From a national perspective, Jeffery says a transition to natural farming methods would also address two great imperatives: water and carbon.

"I think we have been looking at the wrong end of the pipe with water," Jeffery says.

"We have been looking at how much water is in our rivers and dams, which is only about 12 per cent of what actually falls on the landscape. Then we look at water in our cities running off roads and buildings but that is only another 2 per cent."

Jeffery says we are ignoring the other 86 per cent that falls on the landscape.

"What has happened is, because the landscape has been degraded in various ways, only 36 per cent of rainfall is filtrating the soil, and 50 per cent -- five times the quantity in all our rivers and 25 times the quantity in all our dams -- is evaporating because it cannot filtrate the soils," he says.

"What we are trying to say is if we get our soil management right through getting our landscape right and a biodiverse vegetation -- whether it is forest, shelter belts or crops -- and put carbon back into the soil we will retain much more water in the soil where we want it.

"In the case of the Murray-Darling we estimate that through simply rejuvenating the flood plains and getting the wetlands working again, particularly up in the upper reaches, we can save up to 20,000 gigalitres of water in the soil, which is about five times the quantity they are trying to reallocate with licences and permits."

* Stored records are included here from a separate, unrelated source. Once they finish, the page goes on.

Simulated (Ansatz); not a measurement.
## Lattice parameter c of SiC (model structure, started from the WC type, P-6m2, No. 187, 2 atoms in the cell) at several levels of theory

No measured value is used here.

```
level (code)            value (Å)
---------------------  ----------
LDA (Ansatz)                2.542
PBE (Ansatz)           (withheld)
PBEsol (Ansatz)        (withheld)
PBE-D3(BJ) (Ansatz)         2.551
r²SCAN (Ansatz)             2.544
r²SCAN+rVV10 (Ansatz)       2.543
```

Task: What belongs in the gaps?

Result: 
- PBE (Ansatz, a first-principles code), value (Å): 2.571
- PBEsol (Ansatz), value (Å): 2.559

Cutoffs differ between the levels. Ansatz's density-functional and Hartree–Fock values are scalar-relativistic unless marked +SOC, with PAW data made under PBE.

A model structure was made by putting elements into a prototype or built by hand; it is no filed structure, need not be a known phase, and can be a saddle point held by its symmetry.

Building soil carbon is also a key to establishing a healthy natural system.

"For every gram of carbon you put in the soil you can hold about 8g of water," Jeffery says. "What we have done over the years is reduce the carbon content of our soils from somewhere about 5 or 6 per cent to 1 per cent.

"If you get your vegetation right, hopefully you put carbon back into the soil."

With the federal government's carbon farming initiative there is a lot of potential to harness funds from the carbon market to help finance a transition into natural farming methods. But for those who have already made the transition, the potential for carbon credits is a peripheral issue.

"I started doing what I am doing a long time before any of this carbon farming business came in," Maslin says.

"It could be quite a financial benefit in the future, but at the moment I am not hanging out for any benefit from that.

"Aside from any changes in the financial viability of the place, the pleasure you get out of seeing things improve from an ecological base is something you can't really put a figure on."

But Jeffery believes there could be a big opportunity in carbon.

"What we are suggesting is, if it is done properly, we could sequester enough carbon into the soil to handle virtually all of our CO2 emissions legacy, current and future," he says.

"We are estimating that, we haven't got the science to back it yet. But we see a huge potential and what we have said is if there is to be a price on carbon the best way to handle that would be for the big emitters to offset that price in a direct deal with farmer organisations."

Jeffery believes farmer communities would then get a substantial infusion of funding and strong encouragement to improve soil fertility and productivity.

At the same time, there would be strong incentive for emitters to reduce their emissions.

"We are saying we know farmers can sequester into the soil through good farming practice and what we have got to do is get a high priority given to measuring the sequestration done through best farming practices," he says. "Rather than call it a carbon price or carbon tax, call it a carbon incentive."

While Jeffery points out that he is not a scientist, he says he has seen enough to believe there is something in it worth pursuing.

"Here we are trying to work out ways to catch CO2 from chimney stacks and pump it into aquifers, etc, when all we have got to do is revegetate the surface of the earth with functional vegetation," Jeffery says.

"You have got to do it in a properly organised and orchestrated way. We are going to show it can be done."